I've been writing some Perl DBI code which involves some fairly involved error handling; I've been looking for a way to roll back transactions neatly when certain errors happen.

I very nearly reinvented the concept of a 'transaction scope guard' which I now find is implemented in DBIx::Class (with Scope::Guard implementing a more general version). A lexical variable can be used to detect in which cases a transaction should be ended, because the object it points to will get DESTROYed when it goes out of scope. Some rough code to illustrate the concept is below.
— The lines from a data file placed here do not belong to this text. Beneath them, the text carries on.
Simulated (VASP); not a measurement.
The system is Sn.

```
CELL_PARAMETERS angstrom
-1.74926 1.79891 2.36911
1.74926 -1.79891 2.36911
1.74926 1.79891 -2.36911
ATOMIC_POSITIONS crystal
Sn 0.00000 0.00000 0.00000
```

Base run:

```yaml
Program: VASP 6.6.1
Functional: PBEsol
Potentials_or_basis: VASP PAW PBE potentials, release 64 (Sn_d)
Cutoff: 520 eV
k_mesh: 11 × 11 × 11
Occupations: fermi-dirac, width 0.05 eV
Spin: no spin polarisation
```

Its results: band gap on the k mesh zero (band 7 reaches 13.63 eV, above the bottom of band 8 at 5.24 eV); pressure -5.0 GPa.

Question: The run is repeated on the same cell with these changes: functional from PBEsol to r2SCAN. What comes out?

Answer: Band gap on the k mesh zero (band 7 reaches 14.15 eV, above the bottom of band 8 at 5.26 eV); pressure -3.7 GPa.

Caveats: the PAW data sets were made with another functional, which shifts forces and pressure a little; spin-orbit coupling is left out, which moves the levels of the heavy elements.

# $fallback controls whether we use nested transactions,
# which is slower but lets us commit all the other lines in the batch.
sub process_batch {
    my $fallback = shift;

    # This catches any exception handling that makes us leave the function.
    # The DESTROY method of $transaction contains $db->rollback()
    my $transaction = $db->txn_scope_guard();

    for (1..2000) {
        # File access error will get thrown to outside of function,
        # so the transaction will be rolled back.
        my $line = get_next_line();
        last unless $line;

        my $parsed;
        eval {$parsed = parse_line($line)};
        if ($@) {
            # Handle line parsing errors here without interfering with
            # DB error handling.
            warn "Could not parse $line\n";
            next;
        }

        # here's the actual db code
        eval {
            $db->savepoint() if $fallback;
            $db->process_one_line($parsed);
        }
        if ($@) {
            if ($fallback) {
                # Just roll back to savepoint.  Transaction continues.
                $db->rollback_to_savepoint();
            } else {
                # Propagate error outside of function, ending transaction.
                die $@;
            }
        }
    }

    $transaction->commit();
}

The advantage is that rollback code can be kept in one place, and not repeated all over the various error handling cases.

I had actually gone off this idea, because I couldn't see any documentation defining exactly when the DESTROY method gets called in Perl. But given it's got into DBIx::Class, it must be fine! I also prefer their API over what I was considering implementing; the transaction object that gets returned will handle only commit(), not any other database calls.